Unlike the consciousness of a sober, sane, awake adult human, the consciousness of a schizophrenic is not a reliable correlate of true perceptions.

To give another example, the consciousness of a professional mathematician is a far better tool for discerning mathematical truths than the consciousness of somebody with no training in math.

It is not necessarily an attractive reality that some forms of consciousness are better than others as correlates of true perceptions. It is, however, a reality.

Whereas I think the examples of the schizophrenic and the mathematician will arouse little controversy, there is much more basis for controversy about whether mystical consciousness is a usual correlate of true perceptions. This is a matter of opinion. People are free to reject the point of view that mysticism is a source of truth, and I’m not aware of any general way to talk people out of the point of view that mystical consciousness is a variety of true perception.
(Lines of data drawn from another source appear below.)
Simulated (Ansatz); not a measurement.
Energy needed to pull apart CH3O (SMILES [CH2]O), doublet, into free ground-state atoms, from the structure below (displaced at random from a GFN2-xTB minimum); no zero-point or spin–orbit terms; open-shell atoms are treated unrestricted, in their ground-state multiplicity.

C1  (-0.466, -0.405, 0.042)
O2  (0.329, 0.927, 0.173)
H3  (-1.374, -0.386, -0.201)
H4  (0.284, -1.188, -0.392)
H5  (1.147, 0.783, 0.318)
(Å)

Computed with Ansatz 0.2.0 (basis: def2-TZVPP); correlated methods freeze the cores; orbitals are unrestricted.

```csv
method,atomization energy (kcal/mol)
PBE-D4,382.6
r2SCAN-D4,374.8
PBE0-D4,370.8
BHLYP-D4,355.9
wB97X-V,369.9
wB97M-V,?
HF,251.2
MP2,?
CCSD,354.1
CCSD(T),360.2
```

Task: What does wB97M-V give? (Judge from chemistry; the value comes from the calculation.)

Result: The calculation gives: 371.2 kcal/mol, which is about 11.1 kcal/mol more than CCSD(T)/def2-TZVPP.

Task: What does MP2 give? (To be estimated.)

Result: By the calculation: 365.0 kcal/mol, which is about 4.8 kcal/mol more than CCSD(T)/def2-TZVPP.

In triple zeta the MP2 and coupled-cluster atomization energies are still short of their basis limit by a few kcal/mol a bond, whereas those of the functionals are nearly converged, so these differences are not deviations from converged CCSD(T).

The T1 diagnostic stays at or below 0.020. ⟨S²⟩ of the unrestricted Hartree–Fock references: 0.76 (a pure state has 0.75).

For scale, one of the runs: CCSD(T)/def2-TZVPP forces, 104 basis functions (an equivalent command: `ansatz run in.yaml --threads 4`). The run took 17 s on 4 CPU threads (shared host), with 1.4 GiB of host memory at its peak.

Nonetheless, I believe that mystical philosophy has the potential to help people to unlock their inner potentials. I believe I have witnessed how mysticism has helped to bring depth and energy to my consciousness. I have attempted to demonstrate this energy and depth in my philosophy (to what success, the reader to judge). I feel an urgency from a service to others perspective to create new and useful mystical philosophy to share with others.

To balance these conflicting concerns, I think it’s useful to say that anybody who isn’t interested in mystical philosophy should ignore it. I also think it’s useful to say that the recognition of truth in mystical philosophy is rooted in subjective perception. Therefore if an idea in mystical philosophy doesn’t resonate with you, let it be, leave it behind.

I think this idea can be extended to subjective philosophy in general. The standards of evaluation are generally subjective. People’s perceptions of subjective philosophy are informed by their personal biases. Depending on people’s biases they will resonate differently with different subjective philosophies. A philosophy that is healthy food for one person might be harmful food for another.

With objective ideas, there is the hope that expert consensus can cause true ideas to spread throughout the population. This dynamic makes most participants passive consumers of truth, with the responsibility for discerning truth resting with experts.

Especially with subjective philosophy, in my opinion there is the need for the responsibility for discerning and finding truth to rest more with each individual. Everybody will resonate differently with different ideas, and there are a lot of different ideas to choose from, so that we only have time for a small fraction of them. We can derive many different kinds of value from ideas, we all want different things, and there is room for all of us to make our choices.

The most informed and intellectually responsible people about a topic think for themselves about the topic. The idea of thinking for oneself can be opposed to the idea of trusting experts and authorities. Trusting experts is generally a better tactic when one is relatively uninformed and appropriate experts exist. On some subjects, such as various philosophical subjects, one may contend there are no experts. Where there are no experts, intellectual responsibility necessarily devolves to each of us.

I think that mysticism is one of the areas where there are no experts. Or, more modestly, unthinkingly trusting experts won’t take you on a very informative journey with mysticism, because a non-expert in mysticism has no real hope (in my opinion) of discerning who might be an expert in mysticism vs. who is a mere performer or a mere academic without deep experiential understanding of mysticism.

I think the same goes for subjective philosophy more generally. There are no experts on it. Or, more modestly, expertise in subjective philosophy is in the eye of the beholder. It’s an open playing field. The game is whatever you want it to be.